2014 was the year when I made my first visit to East Side Jazz Club in Leytonstone. Denys Baptiste featured one May evening and I was there to enjoy the first of six visits this summer.

I was assured that I would enjoy Gilad Atzmon and they were right. His powerful and intense soloing merited my second 8/10 rating of 2014. There were times when I that he was going to blow his alto sax apart, such is the forcefulness that he has on tap.

Another saxophonist also merited an 8/10 the ESJC. I’ve always harboured a strong mistrust of sax players who play several instruments from Adolphe Sax’s brood. They are usually adequate on one and dire on the rest. Derek Nash made me review that particular prejudice (Gilad Atzmon is a fine multi-reedsman too). Playing with the Letonstone R & B Allstars in an end of Summer season spectacular, I enjoyed his showmanship and that of the rest of a band which also featured Geoff Gascoyne on bass.

In addition to playing several members of the sax family, Derek Nash also fronts several bands, which he uses to showcase different repertoires. Following up on a gig he publicised on Twitter took me to a bar called The Water Margin at the 02 (Dome) in Greenwich in late July. I suppose all musicians have performed before small audiences, but that night saw Nash and his jazz funk outfit, Protect The Beat open to no more than three friends of the band and five civilians, myself included. After some deliberation amongst the band about whether to play or not, pure professionalism kicked in and the result was a performance which rated a rare 9/10. Nash is a very entertaining frontman and his joy encouraged his band mates to excel. Particular mention should be given to guitarist Dave Ital and drummer Darby Todd, but the whole show saw great musicians triumphing over a sadly meagre audience.
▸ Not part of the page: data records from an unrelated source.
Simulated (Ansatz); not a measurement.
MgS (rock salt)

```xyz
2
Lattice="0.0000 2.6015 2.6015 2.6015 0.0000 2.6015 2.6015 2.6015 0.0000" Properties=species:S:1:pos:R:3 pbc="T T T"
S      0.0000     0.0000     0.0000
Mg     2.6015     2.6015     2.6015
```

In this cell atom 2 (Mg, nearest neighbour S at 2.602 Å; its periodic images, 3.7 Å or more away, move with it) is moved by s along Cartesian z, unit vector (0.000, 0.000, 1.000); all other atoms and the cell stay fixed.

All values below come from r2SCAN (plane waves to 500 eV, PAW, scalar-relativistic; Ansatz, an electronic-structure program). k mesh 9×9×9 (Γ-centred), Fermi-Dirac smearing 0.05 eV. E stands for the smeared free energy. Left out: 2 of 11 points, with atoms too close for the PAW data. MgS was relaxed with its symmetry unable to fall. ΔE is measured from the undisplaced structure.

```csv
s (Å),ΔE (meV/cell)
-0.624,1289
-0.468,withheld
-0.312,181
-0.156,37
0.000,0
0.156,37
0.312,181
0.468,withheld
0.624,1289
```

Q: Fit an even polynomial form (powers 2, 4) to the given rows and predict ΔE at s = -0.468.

My home town of Macclesfield hosts a summer arts festival, which is growing year on year and it was there that I attended a rendition of Under Milk Wood, which was another memorable evening. On the same weekend I also saw a re-creation of A Love Supreme on London’s Southbank.

Unexpectedly, and for no particular reason, a hectic summer of gig-going gave way to an autumn in which I only got to three live Jazz performances. Dylan Howe merited the second of my two 9/10 ratings this year, while I was disappointed by Abdullah Ibrahim at London Jazz Festival, and Steve Wiiliamson‘s long overdue return to leading a band also gave me the opportunity to visit Pizza Express Jazz Club in Soho for the first of what I hope will be many visits.

All in all I went to 14 jazz gigs, none of which rated lower than 6/10. Out of these, the downwithit gig of the Year 2014 was:-

Derek Nash and Protect The Beat at The Water Margin, for a triumph of brilliant professionalism against the odds.

Well done Derek and here’s to getting out and about again in 2015, with seeing another performance by Pharaoh Sanders as my New Year’s wish. Hope I will have lots to tell you about this time next year!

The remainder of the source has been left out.